By James Ingram Reynolds (1906-1996), written in 1991, edited by Joel W. Rose
Up until right after WWI the streets of Clinton were all dirt. In dry weather, they were real dusty, in wet weather, very, very muddy. A lot of the sidewalks didn’t have any boarding on them at all, and some of them did.
When I was a small boy there was a fence all around the town which was done to keep stray animals from roaming in. There were gates at all the main roads leading in and out of town. I remember two of these gates very well. One was on McKoy Street near where it intersects with Lee St., near Mr. Nolley’s store. I would hang around the gate and wait for wagons or carriages. I would open and close the gate for people to pass through, and sometimes they would throw me a penny and I could do a lot with a penny back in those days. Another gate that I remember was at the very end of Fayetteville Street where it intersects with Barden St. That part of Fayetteville St. was later closed after Sunset Avenue was built.
According to Mr. Ferdie Johnson, the first post office that he had any recollection of in Clinton was in the Farmer’s Alliance Store at the intersection of Fayetteville and Sycamore Streets. The first one that I have any recollection of being in Clinton was at the northwest corner of Main and Sampson Streets. Mr. Gibb Morisey was the postmaster at one time in that building. The post office was later moved to the west side of Lisbon Street, next door to where the Williams boys, John Blaney and George, have their law offices. It stayed there until sometime in the 1920’s when Henry Vann built the barber shop and the buildings adjacent to it on Main St. One of the postmasters there was Mr. Malcolm Thornton and also Mrs. O. J. Peterson, Jr., and it stayed there until the government built our present post office on the south side of Main St. in 1936 and has remained there since that time.

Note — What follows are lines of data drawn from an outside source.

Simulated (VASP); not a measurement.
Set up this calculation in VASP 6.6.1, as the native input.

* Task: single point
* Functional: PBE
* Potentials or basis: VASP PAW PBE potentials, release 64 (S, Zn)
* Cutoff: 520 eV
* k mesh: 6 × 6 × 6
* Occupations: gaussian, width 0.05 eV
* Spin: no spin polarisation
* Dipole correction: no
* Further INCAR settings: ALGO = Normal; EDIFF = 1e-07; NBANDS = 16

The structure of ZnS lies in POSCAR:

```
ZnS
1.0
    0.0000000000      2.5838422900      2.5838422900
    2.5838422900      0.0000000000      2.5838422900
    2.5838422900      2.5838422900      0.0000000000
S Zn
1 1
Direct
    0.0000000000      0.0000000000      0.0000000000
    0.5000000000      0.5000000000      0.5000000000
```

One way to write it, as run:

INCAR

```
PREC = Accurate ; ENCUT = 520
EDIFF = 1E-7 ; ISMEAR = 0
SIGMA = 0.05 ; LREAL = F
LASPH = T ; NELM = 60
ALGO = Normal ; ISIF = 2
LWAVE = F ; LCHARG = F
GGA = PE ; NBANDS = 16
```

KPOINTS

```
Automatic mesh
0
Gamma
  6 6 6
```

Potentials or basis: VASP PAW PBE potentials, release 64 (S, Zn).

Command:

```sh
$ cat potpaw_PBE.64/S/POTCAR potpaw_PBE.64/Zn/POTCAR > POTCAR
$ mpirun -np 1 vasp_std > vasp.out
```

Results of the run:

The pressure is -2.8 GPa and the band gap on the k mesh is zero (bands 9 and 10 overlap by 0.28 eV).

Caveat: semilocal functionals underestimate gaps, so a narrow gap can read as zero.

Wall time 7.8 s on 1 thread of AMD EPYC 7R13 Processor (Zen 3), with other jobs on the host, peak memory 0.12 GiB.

There was a deep ditch running from the intersection of Fayetteville and Sycamore Streets. It was on the south side of Fayetteville and ran all the way out to Dollar Branch. Prior to the early 20’s, there was no Sunset Ave., no Finch, Herring, or Kerr Streets at that time. The further out toward the branch it went, the deeper the ditch went. There was a bridge leading from the street to every one of the houses that was on the south side of Fayetteville St. Whenever you get to the front of the Presbyterian Church, there was a wooden bridge over the ditch. Also, where Chesnutt St. runs into Fayetteville St. there was a double-wide wooden bridge there for vehicles and then there was a narrow wooden bridge for the pedestrians. As I say, there was no sidewalk on the south side of Fayetteville St. at all and the only way you could get to those houses was over a little wooden bridge.
A number of offices occupied the second floor offices on Main St. The Home Guard, as it was called then, now called the National Guard, was quartered on the second floor of the A.M. Lee building on Main St. The downstairs part of that building was later occupied by Leder Brothers Store. The gun racks were along the wall and the soldiers were drilled upstairs in that building. The stairs leading from the second floor to where the Home Guard was situated was real wide and was in the middle of what was then two stores.
A little further down on Main St. was the Rob Herring building, later owned by Pope Stores, and in the upstairs there was a an opera house where plays were held. There were also two stores downstairs with a wide set of stairs in the center of the building. Traveling entertainers would come here and perform. I remember it had a number of oil lamps hanging from the ceiling. The woodwork on the ceiling was very ornamental and it and the stage are probably still there. In later years the Sampson County Board of Education used the second floor as offices. Also, Dr. Hollingsworth, the Sampson County Health Officer, and the Mr. Louis Whitfield, with the Sampson County Roads Department, all had offices up there.
Each year on the tenth of May, which was Confederate Memorial Day, there was always a big celebration in Clinton. Soldiers, marchers, folks on horseback, and bands all came to be in the parade. The soldiers would march out to the local cemetery to the graves of Confederate veterans and fire their rifles in a salute. They’d have political speakers, too, and often time there was dancing in the streets at night.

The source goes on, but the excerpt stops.